To feed forward, we start with our input X and apply it to each layer’s activation function sequentially, keeping track of the output at each step for adjustment purposes later. We will return the final output so that we can easily pass it into the next backpropagation step.

feed_forward <- function(nn){
  output <- nn$X
  for (layer in nn$layers){
    output <- layer$active_fun(output %*% layer$beta)
    layer$output <- output
  }
  output
}

Feeding the data through the layers is the easy part. Changing the weights is more difficult. We use a method called gradient descent, which takes the derivative of the activation function in each layer and moves along it depending the relative size of the error.

For the algorithm, we start at the last layer and calculate the loss gradient, \(\delta\). Let \(\epsilon = \left(y - \widehat{y}\right)\) be the total prediction error and \(f_i^\prime\left(z_i\right)\) be the derivative of the activation function of layer \(i\) applied to its output. Finally, let \(\cdot\) represent element-wise multiplication, while \(\times\) is matrix multiplication.

For the last layer,

\[\delta_L = \epsilon\cdot f_L^\prime\left(z_L\right)\]
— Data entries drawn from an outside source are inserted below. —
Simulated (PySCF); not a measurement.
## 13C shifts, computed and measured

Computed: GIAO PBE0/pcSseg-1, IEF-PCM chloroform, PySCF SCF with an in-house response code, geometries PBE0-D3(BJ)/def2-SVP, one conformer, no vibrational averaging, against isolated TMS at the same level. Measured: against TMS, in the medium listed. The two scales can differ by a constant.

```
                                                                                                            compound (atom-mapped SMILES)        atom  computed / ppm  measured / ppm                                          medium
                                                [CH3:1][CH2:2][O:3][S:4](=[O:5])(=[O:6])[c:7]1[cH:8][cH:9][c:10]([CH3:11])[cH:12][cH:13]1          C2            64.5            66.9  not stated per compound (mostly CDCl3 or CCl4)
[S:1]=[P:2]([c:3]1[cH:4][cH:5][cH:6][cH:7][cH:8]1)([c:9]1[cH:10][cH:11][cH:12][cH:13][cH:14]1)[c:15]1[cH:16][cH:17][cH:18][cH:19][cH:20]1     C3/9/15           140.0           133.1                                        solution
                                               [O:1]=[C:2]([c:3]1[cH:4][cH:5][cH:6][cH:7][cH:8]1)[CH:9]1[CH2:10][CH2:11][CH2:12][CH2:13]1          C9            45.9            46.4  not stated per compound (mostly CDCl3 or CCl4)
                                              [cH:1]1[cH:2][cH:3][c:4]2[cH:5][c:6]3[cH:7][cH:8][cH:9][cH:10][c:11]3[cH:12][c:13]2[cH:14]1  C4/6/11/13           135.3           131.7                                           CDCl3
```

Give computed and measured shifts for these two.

The loss gradient for each other layer is calculated recursively by

\[\delta_i = \left[\beta_{i+1}^T \times \delta_{i+1}\right]\cdot f_i^\prime\left(z_i\right)\] Finally, our change in weights for each layer is determined by multiplying the output from the previous layer by the loss gradient. The initial layer uses the original input matrix.

\[\Delta \beta_i = -z_{i-1}^T \times \delta_i\] Since we are calculating the error in this step, we might as well calculate the mean square error and return how it is changing at each iteration.

back_propagate <- function(nn, output){
  error  <- output - nn$y
  delta  <- 2*error/length(output)     # Loss = sum(error^2)/n => dLoss = 2/n*error
  nlayer <- length(nn$layers)
  
  for (i in nlayer:1){
    layeri <- nn$layers[[i]]
    if (i == nlayer){
      delta <- layeri$deriv_fun(output) * delta
    } else {
      delta <- (delta %*% t(nn$layers[[i+1]]$beta)) *
        layeri$deriv_fun(layeri$output)
    }
    if (i == 1){
      dweight <- t(nn$X) %*% delta
    } else {
      dweight <- t(nn$layers[[i-1]]$output) %*% delta
    }
    layeri$beta <- layeri$beta - nn$learn_rate * dweight
  }
  mse    <- mean(error^2)
  dmse   <- abs(nn$mse - mse)
  nn$mse <- mse
  return(dmse)
}

All we have left now is our prediction function. This will look very similar to the feed_forward() function defined above, except that the output at each layer is not saved.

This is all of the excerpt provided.